Monday the 22nd was my first Saranac Lake village board meeting. It was an exciting event, with an unusually large number of attendees calling in via Zoom. The topic that drew the crowd was $12,500 in the village budget proposed for “tourism destination marketing” by the non-profit Regional Office of Sustainable Tourism.

Representatives of the Arts and Culture, Downtown, and Parks and Trails advisory committees requested that the funds should instead be earmarked for a community enhancement fund. Several village residents offered impassioned commentary about the need for this money to go to these sorely underfunded, volunteer-run committees; how taxpayer money should be spent directly on the community; and how ROOST is already well funded via the Essex County occupancy tax, which in 2019 brought in about $2.9 million. Even ROOST CEO Jim McKenna, though decrying the not-so-subtle anti-ROOST fervor that ran through the meeting’s public comment period, expressed a take-it-or-leave-it attitude regarding the $12,500.

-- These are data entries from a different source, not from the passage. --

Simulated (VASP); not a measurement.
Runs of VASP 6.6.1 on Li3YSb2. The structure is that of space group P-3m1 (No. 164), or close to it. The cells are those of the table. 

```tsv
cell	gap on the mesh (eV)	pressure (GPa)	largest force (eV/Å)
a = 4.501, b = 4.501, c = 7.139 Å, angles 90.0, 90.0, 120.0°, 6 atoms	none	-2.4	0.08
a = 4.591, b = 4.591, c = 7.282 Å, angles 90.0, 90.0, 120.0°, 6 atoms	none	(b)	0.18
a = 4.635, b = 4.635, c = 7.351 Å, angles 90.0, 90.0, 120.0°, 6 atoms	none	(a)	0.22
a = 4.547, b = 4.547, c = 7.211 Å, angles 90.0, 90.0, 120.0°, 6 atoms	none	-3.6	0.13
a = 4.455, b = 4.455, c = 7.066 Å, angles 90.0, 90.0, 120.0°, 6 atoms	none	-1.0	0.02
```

Shockingly, the three village trustees present voted to refuse the reallocation request and instead fund ROOST. Then they pulled a separate $12,500 from other areas of the village budget to satisfy the local committees. Mayor Clyde Rabideau, in equal parts impassioned and patronizing, proceeded to tell concerned residents — a few of whom were destination advertising professionals themselves — they didn’t know what they were talking about. In a statement that rivaled Harold Hill’s “think system” in “The Music Man,” Rabideau went so far as to say that ROOST’s effect on the village “may not be tangible: you can’t see it … but you can FEEL it.” He promised that with ROOST’s help, within 10 years, the Adirondack region be on par with Vermont. You might wonder why we’re not there yet, since ROOST has had a hand in promoting the area for 20 years already.

Rabideau’s reverence for the ethereal relationship ROOST has with the region, and the fact that ROOST is not publicly run yet gets large sums of taxpayer money, reminded me of the feudal system. Flaunting the banners of power and expertise, the $4 million-budgeted ROOST seems to be, in the eyes of many government officials, the only protection for the local serfs, the sole defense from economic ruin should a critical mass of tourists fail to arrive in the Adirondacks for seasonal recreation. Heaven help us if we upset the benevolent ROOST by refusing them the taxpayer money they don’t need, but clearly deserve.

Without an itemized budget of how that $12,500 (let alone the village’s share of the occupancy tax) will be spent to serve Saranac Lake, how can residents know that money won’t be sucked into a black hole of destination advertising? True, one could argue that ROOST will “pay back” the funds with the $20,000 it allots to the Saranac Lake Chamber of Commerce. But doesn’t that make them an expensive and unsupervised middleman between taxpayers and our own community programs? Couldn’t we instead invest the ample public taxpayer funds that go to ROOST every year in a publicly run, fiscally transparent marketing department, a local-government version of the volunteer committees petitioning the village in the first place?

Even without the question of ROOST’s overall effectiveness in the region, it’s alarming that the village representatives refuse to take into account public commentary when they make decisions with village funds. After all, that $12,500 is not ROOST’s money. It’s not the trustees’ money. It’s not the mayor’s money. It belongs to the people of Saranac Lake.

Sam Balzac lives in New York City and Saranac Lake. His father Fred Balzac is running for a village Board of Trustees seat on the Green Party line.